Building an interpreter from scratch
Creating a programming language has always carried this uber-leet status to me, and now I finally get to explore it.
I came across Crafting Interpreters by Robert Nystrom and was immediately interested. The idea of creating my own programming language has been one of those things that's been bouncing around in my head since high school. To me it just carries this elite level that it's always felt out of reach, and I think it intrinsically comes with a certain level of bragging rights that I don't think can really be matched.

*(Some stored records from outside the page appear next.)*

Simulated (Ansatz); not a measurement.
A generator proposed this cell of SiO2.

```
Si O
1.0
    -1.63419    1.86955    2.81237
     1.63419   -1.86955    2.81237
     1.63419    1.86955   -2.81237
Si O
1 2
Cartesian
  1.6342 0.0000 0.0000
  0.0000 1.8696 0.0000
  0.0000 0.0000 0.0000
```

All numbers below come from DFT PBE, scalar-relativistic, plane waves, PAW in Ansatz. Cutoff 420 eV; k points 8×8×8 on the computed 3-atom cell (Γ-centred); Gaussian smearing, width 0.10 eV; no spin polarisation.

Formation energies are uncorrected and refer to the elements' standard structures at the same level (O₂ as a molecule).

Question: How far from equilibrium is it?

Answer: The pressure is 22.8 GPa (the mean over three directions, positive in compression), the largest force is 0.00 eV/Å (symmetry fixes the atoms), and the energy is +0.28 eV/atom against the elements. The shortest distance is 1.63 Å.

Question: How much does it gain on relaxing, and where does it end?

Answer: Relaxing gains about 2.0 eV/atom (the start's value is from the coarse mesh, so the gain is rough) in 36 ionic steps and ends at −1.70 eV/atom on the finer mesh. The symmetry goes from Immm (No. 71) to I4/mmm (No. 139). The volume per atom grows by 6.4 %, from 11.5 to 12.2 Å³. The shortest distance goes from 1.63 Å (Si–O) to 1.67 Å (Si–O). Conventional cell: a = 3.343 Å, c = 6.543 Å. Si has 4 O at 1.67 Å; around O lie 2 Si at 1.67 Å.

Oh, you can program!? You're welcome... 😎
I don't know Java, which was gonna make this a challenge for me because the book is how to craft the lox programming language in Java, but thankfully the second half of the book is writing a bytecode VM using C. I'm jumping into this having completely skipped the first half of the book and am going straight to writing the C implementation aptly named clox. So anyways, this was my experience.
This book is also completely free to read online. It's genuinely outrageous that Robert would release something like this, completely for free, simply for the love of the game. This is the type of generosity that actually makes a difference. Kudos to you Robert! I'll likely order a physical copy because of just how cool this book and to support him but the web version is not only free but incredibly well organized and gorgeous.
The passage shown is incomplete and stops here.